Most other methods mentioned here are easily defeated and/or significantly reduce performance.
That is why web application firewalls (WAF) don't rely on them.
2 reliable methods are:
- Analyze the packet sequence in the IP header: Most TCP/IP stacks
number packets sequentially, so if the number is random, then the
client is probably behind NAT (a shared Internet connection with
other clients). There is some RAM overhead to remember the previous packet ID, but it's comparable to a session cookie. This is harder to spoof since the attacker needs to rewrite the packet at a low level, but not impossible, so it should be combined with rate limiting: allow NATted public IPs to have more hits/second.

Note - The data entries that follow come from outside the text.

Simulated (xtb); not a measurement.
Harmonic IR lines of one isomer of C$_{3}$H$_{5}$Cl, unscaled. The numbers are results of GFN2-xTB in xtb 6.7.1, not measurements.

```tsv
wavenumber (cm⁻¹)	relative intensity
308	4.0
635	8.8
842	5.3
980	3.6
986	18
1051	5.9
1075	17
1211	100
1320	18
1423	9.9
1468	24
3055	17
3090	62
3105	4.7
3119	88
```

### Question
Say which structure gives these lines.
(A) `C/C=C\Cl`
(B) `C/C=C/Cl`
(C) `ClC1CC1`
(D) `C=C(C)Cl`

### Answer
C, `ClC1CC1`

- Session cookies with cryptographic authentication:
Normal session cookies are not enough. They aren't encrypted with HTTP, and even with HTTPS, they may not be part of an HTTPS-encrypted payload, and therefore not authenticated either. http://blog.teamtreehouse.com/how-to-create-totally-secure-cookies Do it properly. Make sure it's not just encrypted, but authenticated/"signed". http://spring.io/blog/2014/01/20/exploiting-encrypted-cookies-for-fun-and-profit If you only have access to the web app code, this is the better option. Obviously if cookies are disabled, then run a client-side JavaScript that distinguishes between browsers and bots (call for screen resolution, etc. that a bot would not support, and return bot status if the script fails). Combine this with rate limiting by authenticated session cookie or, if cookies are disabled, IP-based rate limiting ("throttling") or blocking. This accepts/rejects the request early in the IP/HTTP parser's routine, conserving future CPU cycles, since a brute force attacker may retry thousands of times. Due to DHCP/PPPoE/new session cookies, bans should expire after a few minutes. Keep in mind you should white list non-spoofed IPs of search engine crawlers like Google and Baidu. Otherwise your search rankings may suffer.
If you combine your solution with rate limiting, the correct rate limit should be 1-2 times the number of URLs per page. For example, if login.php includes 2 CSS files, 4 JavaScript files, and 10 images plus the 1 page itself, you must allow at least a total of 17 hits per client session cookie, per second. Otherwise you may be blocking/limiting normal requests.
For persistent attacks, you should ask your ISP to block/blackhole the route upstream.
Why not use the other solutions?
'User-Agent:' is very trivial to spoof:
wget -O index.html --user-agent="My Fake Browser"
Session cookies, 'X-Forwarded-For:' HTTP header, and other headers are also trivial to steal/spoof. Google 'Firesheep' or 'Cookies Manager+' or 'Modify Headers plugin' or 'LiveHeaders plugin' etc. for proof.
Rate limiting is not enough alone, either, because a stealth attack will randomize or increase wait time between requests:
wget --limit-rate=10 http://example.com/index.php
Brute force is usually not your only problem. https://www.owasp.org/index.php/Top_10_2013-Top_10 Coding and testing effective protection takes time, too. To save you time and/or CPU cycles on your web servers -- it's multiplied waste if you have a server farm -- your web host should offer a front-end WAF with this configured for you. That is the best solution -- don't do it server-side. Do it upstream.